Union Pacific (UNP, Financial), a major player in U.S. rail freight services, announced its financial results for the third quarter of 2024. The company reported a 3% year-over-year increase in revenue to $6.09 billion, which fell short of analysts' expectations of $6.14 billion. Net income rose 9% to $1.671 billion, and diluted earnings per share were $2.75, slightly below the expected $2.78.
The revenue growth was primarily driven by increased volume and core pricing benefits, although it was partially offset by changes in business mix and decreased fuel surcharge revenue. Excluding fuel surcharge revenue, freight revenue rose by 5%, with a 6% increase in freight volume.
Operating profit surged by 11% to $2.416 billion, and the operating ratio improved by 310 basis points to 60.3%, aided by lower fuel prices accounting for a 120 basis point positive impact.
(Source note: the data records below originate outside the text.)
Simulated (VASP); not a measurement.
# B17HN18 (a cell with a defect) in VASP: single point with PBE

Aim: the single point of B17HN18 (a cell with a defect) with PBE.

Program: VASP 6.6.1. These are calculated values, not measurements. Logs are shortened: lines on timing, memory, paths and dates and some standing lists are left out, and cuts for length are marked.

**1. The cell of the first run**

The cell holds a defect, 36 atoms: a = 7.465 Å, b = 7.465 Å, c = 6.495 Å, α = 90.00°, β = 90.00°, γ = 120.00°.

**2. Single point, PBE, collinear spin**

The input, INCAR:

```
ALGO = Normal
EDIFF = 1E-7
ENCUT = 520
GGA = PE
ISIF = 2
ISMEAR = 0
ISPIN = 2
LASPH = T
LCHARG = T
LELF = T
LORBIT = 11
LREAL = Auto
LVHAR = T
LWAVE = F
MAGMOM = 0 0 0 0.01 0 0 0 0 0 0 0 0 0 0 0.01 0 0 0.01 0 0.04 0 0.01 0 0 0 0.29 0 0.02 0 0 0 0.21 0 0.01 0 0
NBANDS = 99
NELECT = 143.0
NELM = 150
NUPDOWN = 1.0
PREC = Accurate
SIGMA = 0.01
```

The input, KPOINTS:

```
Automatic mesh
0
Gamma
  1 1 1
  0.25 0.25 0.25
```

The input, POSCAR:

Looking ahead, Union Pacific expects its fourth-quarter performance to remain consistent with the third quarter, with an improvement over the previous year. The company remains optimistic about its earnings prospects, citing strong service offerings, enhanced network efficiency, and robust pricing. It also plans to repurchase $1.5 billion in stock for 2024 and maintains a capital plan of approximately $3.4 billion.
As of the latest update, Union Pacific's shares dropped nearly 4% in premarket trading.